[CRIU] Process Migration Using Sockets - PATCH
Rodrigo Bruno
rbruno at gsd.inesc-id.pt
Mon Sep 7 15:47:05 PDT 2015
Hi,
I will answer inline, its easier.
On Mon, 7 Sep 2015 13:34:54 +0300
Pavel Emelyanov <xemul at parallels.com> wrote:
> On 09/02/2015 11:24 PM, Rodrigo Bruno wrote:
>
> Ridrigo, thanks for the patch. Sorry for the late response, I was busy with the
> 1.7 release. Now it's finished and we have some time for new cool features :)
>
> Find my comments inline.
>
> > The patch is listed below. The idea is to migrate processes without using disk-backed
> > images. Files used by these processes still need to be shared (NFS for example) to
> > enable full live migration. In future these files could also be transferred using
> > sockets.
> >
> > Two new entities are introduced: the image-proxy, and the image-cache. The image-proxy
> > receives the image files from the dump process and forwards them to the image-cache.

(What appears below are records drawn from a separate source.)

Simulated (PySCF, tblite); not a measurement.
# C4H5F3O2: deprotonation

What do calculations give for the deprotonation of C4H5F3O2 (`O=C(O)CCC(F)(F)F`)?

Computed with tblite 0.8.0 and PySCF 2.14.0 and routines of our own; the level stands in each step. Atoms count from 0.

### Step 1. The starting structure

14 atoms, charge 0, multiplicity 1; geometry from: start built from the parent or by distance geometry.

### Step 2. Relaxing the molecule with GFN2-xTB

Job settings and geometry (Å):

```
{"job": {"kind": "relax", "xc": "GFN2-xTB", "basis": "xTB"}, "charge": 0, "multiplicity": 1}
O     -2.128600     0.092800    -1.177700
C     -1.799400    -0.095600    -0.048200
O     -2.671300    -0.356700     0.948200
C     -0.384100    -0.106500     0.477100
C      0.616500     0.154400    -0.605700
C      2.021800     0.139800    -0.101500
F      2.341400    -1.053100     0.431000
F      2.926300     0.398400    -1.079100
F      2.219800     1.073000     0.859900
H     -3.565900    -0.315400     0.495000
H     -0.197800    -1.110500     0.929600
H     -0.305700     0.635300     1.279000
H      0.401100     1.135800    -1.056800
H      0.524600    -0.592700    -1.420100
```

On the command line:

> > The image-cache waits for requests from the restore process.
>
> Can you shed a little bit more light on this: what's the way image-proxy gets images
> from criu dump and what's the way criu restore gets images from image-cache? Are these
> just unix sockets?
Yes. I patch (introduce an if) right before the image open. If the "opts.remote" is set
(this is a command line arg), I redirect the open to my new functions. Then I simply open
a socket and return the file descriptor (which is then used by the existing code).
>
> > Example:
> >
> > Target Node:
> > criu image-cache -vvv -o /tmp/image-cache.log --port <cache port> < /dev/null &
> > sudo criu restore -D /tmp/dump -d -vvvv -o /tmp/restore.log --remote && echo OK
> >
> > Source Node:
> > criu image-proxy -vvv -o /tmp/image-proxy.log --port <cache port> --address <target node> < /dev/null &
> > sudo criu pre-dump -D /tmp/pre-dump -d -vvvv -o /tmp/pre-dump.log -t $pid --remote
> > sudo criu dump -D /tmp/dump -d -vvvv -o /tmp/dump.log -t $pid --remote --prev-images-dir /tmp/pre-dump --track-mem
> >
> > The code is also available at https://github.com/rodrigo-bruno/criu (forked from CRIU).
> >
> > You can also test it locally. I have been using this to migrate OpenJDK processes.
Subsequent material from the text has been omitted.